Can We Talk About How Awesome This Is?

by James Sandham
Canadian Music Hall of Fame
February 2012

Blue by Joni Mitchell

Well hello there, music lover. Good to see you back on the blog. Or if you're just joining us, then welcome. Why don't you make yourself at home? Get comfortable, stay for a while, and put some music on while you're at it.

It seems you've caught me in a mellow mood today. It's grey out there, music lover. February's dirty dishwater sky is hanging low across the city and a cold wind's whispering outside my house. It's on days like today I find it best to stay inside, drink tea, wear slippers and go back through old vinyl. That's what I've been doing, and I just let the needle drop on this: Blue by Joni Mitchell. Can we talk about how awesome it is?

Ah, Joni Mitchell. She reminds me of my first apartment and the girl I lived with there, now my wife. But it's not just nostalgia that makes Mitchell's work so resonant - there's something else, something about her voice and the way it just climbs from the speakers, fragile but elegant, like snowbells climbing from the soil, a soft harbinger of bucolic times to come.... Or maybe I've just got spring on the brain - it's entirely possible on a grey day like this one. But in any case, I'd be hard-pressed not to argue that Joni Mitchell was made for mellow days like today, and that Blue, her fourth album, seems like it was made for this mood in particular.

It's been more than 40 years since Blue was released, way back in 1971, a whole decade before Mitchell herself would be inducted into the Canadian Music Hall of Fame. But she was already very well established as a musician then, and Blue was an instant commercial and critical hit, reaching No. 15 on the Billboard 200 and No. 3 on the UK Albums Chart. The New York Times would later choose it as one of the 25 albums representing "turning points and pinnacles in 20th-century popular music." High praise indeed. But totally warranted.
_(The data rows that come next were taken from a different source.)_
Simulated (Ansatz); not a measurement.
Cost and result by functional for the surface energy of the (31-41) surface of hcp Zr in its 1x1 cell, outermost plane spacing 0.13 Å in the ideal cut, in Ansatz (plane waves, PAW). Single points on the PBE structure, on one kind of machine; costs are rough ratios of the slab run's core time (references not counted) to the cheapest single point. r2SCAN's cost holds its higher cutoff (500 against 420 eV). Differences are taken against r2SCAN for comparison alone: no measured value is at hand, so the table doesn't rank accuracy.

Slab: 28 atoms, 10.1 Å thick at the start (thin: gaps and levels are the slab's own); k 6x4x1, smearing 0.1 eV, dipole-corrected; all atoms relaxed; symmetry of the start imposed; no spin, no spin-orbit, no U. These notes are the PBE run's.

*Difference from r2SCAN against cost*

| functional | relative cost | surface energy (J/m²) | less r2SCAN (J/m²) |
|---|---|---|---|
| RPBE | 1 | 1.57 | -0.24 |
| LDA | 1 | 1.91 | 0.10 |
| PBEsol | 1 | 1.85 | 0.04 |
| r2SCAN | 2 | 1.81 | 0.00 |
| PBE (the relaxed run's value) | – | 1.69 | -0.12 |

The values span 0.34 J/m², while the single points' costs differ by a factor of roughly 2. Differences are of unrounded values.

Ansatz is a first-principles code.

Mitchell wrote Blue after a tough breakup with then-boyfriend Graham Nash, a British singer-songwriter best known for his work with Crosby, Stills, Nash and Young. She had taken a break from live performance at this time and was travelling around Europe after the breakup - in a bit of a mellow mood herself, by the sounds of it, because it was there that she composed much of the material that would eventually form Blue. Consequently, a lot of the album's content centres on relationships, from the infatuation of "A Case of You" to the melancholy withdrawal and self-doubt of "River," in which she sings of her desire for "a river I could skate away on." There's an emotional immediacy to these songs that is undeniable, a fact Mitchell herself acknowledged, remarking that "at that period of my life, I had no personal defences... the advantage of it in the music was that there were no defences there either." As listeners, we're all the richer for it.

The success of Blue would start Mitchell touring again and performing her music live. It was still only the beginning of a career that's spanned decades, in which there were still many great albums to come. But Blue stands out among them - especially on vinyl, hissing and crackling on the turntable. And especially on grey days like today.